# things are on the mend!!!



## s.k (Feb 27, 2010)

A few weeks ago i sent a thread about divorce help and marriage failure. I never thought it was possible for me and my h to still be together as at the time i had made up my mind that i didnt want anything to do with him but for the past few days things have really changed we both are getting help from counsellors and he is getting his own help which has changed his way of thinking i didnt realise before that most of the arguments we had wasnt just him i also had a part to play in it and it wasnt a small part neither. For all the people out there having problems with their relationships or marriage dont give up hopethings changed for me and im more happer now then i have been in long time.


----------



## 63Vino (Dec 23, 2009)

s.k said:


> A few weeks ago i sent a thread about divorce help and marriage failure. I never thought it was possible for me and my h to still be together as at the time i had made up my mind that i didnt want anything to do with him but for the past few days things have really changed we both are getting help from counsellors and he is getting his own help which has changed his way of thinking i didnt realise before that most of the arguments we had wasnt just him i also had a part to play in it and it wasnt a small part neither. For all the people out there having problems with their relationships or marriage dont give up hopethings changed for me and im more happer now then i have been in long time.



Can only say...... YAY!!


----------



## larniegrl (Oct 7, 2009)

So happy for you both...keep working on it, and keep us updated. This is awesome to hear reconciliation/forgiveness...it gives me hope.


----------



## Bluemoon7 (Jan 27, 2010)

Glad you are getting help! Hope things work out well for you.


----------



## Blanca (Jul 25, 2008)

s.k said:


> he is getting his own help which has changed his way of thinking i didnt realise before that most of the arguments we had wasnt just him i also had a part to play in it and it wasnt a small part neither.

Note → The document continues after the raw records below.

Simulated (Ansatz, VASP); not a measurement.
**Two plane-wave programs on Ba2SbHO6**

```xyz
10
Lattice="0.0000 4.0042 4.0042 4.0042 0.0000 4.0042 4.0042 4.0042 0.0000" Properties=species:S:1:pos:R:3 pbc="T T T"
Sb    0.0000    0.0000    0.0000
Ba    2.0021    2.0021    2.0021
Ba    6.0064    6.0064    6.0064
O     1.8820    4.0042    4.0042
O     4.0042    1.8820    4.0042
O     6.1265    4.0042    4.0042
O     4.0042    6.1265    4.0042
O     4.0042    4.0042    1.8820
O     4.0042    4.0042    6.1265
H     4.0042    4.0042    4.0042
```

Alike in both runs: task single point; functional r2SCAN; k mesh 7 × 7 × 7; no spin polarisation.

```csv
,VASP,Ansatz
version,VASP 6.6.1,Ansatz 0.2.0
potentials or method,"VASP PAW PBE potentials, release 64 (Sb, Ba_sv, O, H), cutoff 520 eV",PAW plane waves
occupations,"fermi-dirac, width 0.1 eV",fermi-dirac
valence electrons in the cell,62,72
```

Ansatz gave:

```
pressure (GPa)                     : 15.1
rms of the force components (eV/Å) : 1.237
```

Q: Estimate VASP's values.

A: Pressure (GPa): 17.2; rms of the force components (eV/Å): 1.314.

:smthumbup: that's great! my H and i go to separate counselor's. I also thought all the problems were my H's until i went to counseling and realized i was contributing a lot too. Just dont stop going once things are going well.


----------



## s.k (Feb 27, 2010)

Thanks for the replys. Yeah tings are still great we are both able to talk to each other openly its great. Before i used to get angry with confrontation i just couldnt face it but now i find it easier if he has a problem or just generally wants to talk to me we both sit down and talk its great. Never give up on your marriage theres always a way to make it work and its worth it


----------